5/14/08

A New Perspective

My baby is 18 months old today. We had carrot cupcakes after dinner and sang "Happy Half-Birthday To You," and Zeben gleefully blew out his one-and-a-half candles, and clapped for himself. I've always been into celebrating half-birthdays, but no one else in my life has ever really been that into it (until Luke and Jaz, of course). I guess I'll just take any excuse for a little party.

The 18-month mark is pretty significant for me because, as I recall, this is when it all went bad the first time around. Here's an excerpt from the journal I kept during Lukas and Jasper's toddlerhood:


This is really hard. It was seeming like as the boys got older, the twin aspect of their existence got easier and easier. They started playing together, entertaining each other. . . they could walk and communicate their needs. We were doing great.

And now we're just about at the 18-month mark and we are just DROWNING. I feel like it was easier when they were newborns. They still play together, but they fight together too. If we don't have two of any given toy, I'd rather not have one at all. I am just so exhausted. They can make mischief together so quickly (four little hands pulling everything out of a drawer, faster than my two hands can put it all back in). There is so much jealousy all the time. I feel I cannot possibly meet their needs. They want to nurse all the time, all the time, all the time.

They are still not sleeping through the night (they wake 3-4 times each)--although they are nightweaned now--and I think the sleep deprivation is really starting to get to me. I don't have the patience I want to have.

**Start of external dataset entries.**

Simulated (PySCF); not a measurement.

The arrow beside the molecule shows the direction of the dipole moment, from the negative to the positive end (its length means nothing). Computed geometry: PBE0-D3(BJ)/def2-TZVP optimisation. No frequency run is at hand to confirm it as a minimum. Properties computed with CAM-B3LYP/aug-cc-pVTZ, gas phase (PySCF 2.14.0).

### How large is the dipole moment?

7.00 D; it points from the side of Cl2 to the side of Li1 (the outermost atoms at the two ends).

Of course there are still sweet and wonderful moments, and my boys obviously care about each other very much (they call each other "Duke" and "Jas"), but I am finding myself in that state of wishing I didn't have twins more and more and more (this does not mean that I wish I didn't have my children, just that they had been born one at a time).

I admit that I am a bit scarred from that time in my life. The whole thing of it was just so unexpected; I still thought that mothering would just get easier and easier as the kids got older, and then had the rude awakening at 18 months, and realized that there was no truth to that at all. I really have to search hard to find happy memories from that section of Luke and Jaz's development (in keeping with their insane status, they managed to break our film camera, our digital camera and our video camera all right at about 18 months, so we have no documentation of the months of misery). So there's part of me that's been sort of dreading going through this stage again with Zeben.

But, of course, it's completely different this time. Some parts are actually remarkably the same. Like the totally unreasonable tantrums and random meltdowns and ear-piercing screaming stints. The times when Zeben yells at me to pick him up and then arches out of my arms only to demand that I pick him up again . . . it's definitely familiar. BUT--and it's a really big but--there's only one of him. Instead of spending my days managing the relationship of two one-year-olds, I spend my days (while Luke and Jaz are at preschool), in total bliss with my one one-year-old. We've been going on a lot of long bike rides, with Zeb in the seat on the front of my bike. We've been spending a lot of time playing at the parks, and just sitting, watching birds. Life is calm when it's just Zeb and me, despite his 18-month-old state of disequilibrium. I have no trouble meeting all of his needs, and I love being able to meet them so entirely. And he is learning new things (words, mostly) everyday, and it's really quite fascinating to witness his rapid development right now.

I think the other part of the difference the second time around is just that we've done this before. I know how fleeting this stage is, I know that really, Zeben is still a baby, and I know that I will miss this part when he's 3 and doesn't need me the way he does now. He nurses all the time, he empties drawers, he doesn't come close to sleeping through the night, but I just feel so much more Zen about it all. Mothering Zeben still feels easy breezy compared to mothering my five-year-olds, and I'm guessing that this is a trend that will continue throughout Zeben's childhood.

Here I am, with one-and-a-half-year-old Luke and Jaz, tandem nursing standing up. Looks totally peaceful, right? I think I did sort of enjoy the craziness of it all.


And here I am with my current one-and-a-half-year-old nursling. So much simpler. . . But wait, what are those hands doing on my shoulder?

I remember being so excited to have just one baby, and everyone reminding me, "well, but you'll still have your twins even if you have only one baby." And thank goodness I still have my twins. And, yes, they do still make things a little crazy. But, compared to nursing two toddlers while standing up, nursing one toddler with a 5-year-old strapped to my back is a piece of cake.

Lukas needed some time in the Ergo after a sandbox incident, and Zeben needed to nurse. This is multitasking at its finest (note that I am not only nursing a toddler while wearing a five-year-old, I am taking the picture too!). My one wish for the rest of Zeben's toddlerhood is that I am able to keep my current perspective and enjoy him through all the crazy moments to come.